What I cannot imagine is playing in such conditions for much longer than an hour, or why players should have to put up with the accompanying deleterious effects on their health if it can be at all helped. As if to send a final warning, the day after the tournament ended brought with it a hellacious high of 102 degrees. By then I was on a plane and relieved to be headed back into the Bostonian winter.
On Day Two, I went to the Hilltop with an old hostel friend and his buddy. The screen showed semi-disgraced Aussie Nick Kyrgios instead of Alcaraz or Djokovic, who were both playing at the same time. It was as crowded as I had seen the site all tournament. My friend’s friend is not a tennis fan, but was aware of Kyrgios, and admiringly talked about Nick’s rejection of tennis’s white-collar customs. Kyrgios was out of shape and carrying an ab injury, so Jacob Fearnley tuned him up. Instead of watching, my friend’s friend pulled up old Kyrgios highlights on YouTube to revel in a lost version of the man as his broken shadow proceeded to lose in real time.
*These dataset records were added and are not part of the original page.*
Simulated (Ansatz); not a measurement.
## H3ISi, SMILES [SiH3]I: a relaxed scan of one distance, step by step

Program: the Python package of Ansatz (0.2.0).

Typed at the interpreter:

“Can’t buy a second serve!” he cackled, watching a clip of Kyrgios at Wimbledon in 2019. In 2025, Fearnley took a 7-6, 3-0 lead. The nationalistic tilt at this tournament can feel like a bit much, like when former professional player John Millman interviewed top-ranked Aussie Alex de Minaur on court and eschewed questions in favor of a stream of compliments, or when the big screen cut away from the dying, dramatic moments of a Tien–Moutet tiebreak to show de Minaur cruising in a fourth set. De Minaur is the country’s best hope for a champion: He’s phenomenally quick and has made drastic improvements to his game to compensate for a glaring lack of easy power. He was also clearly destined to exit the tournament via a blowout loss to Jannik Sinner.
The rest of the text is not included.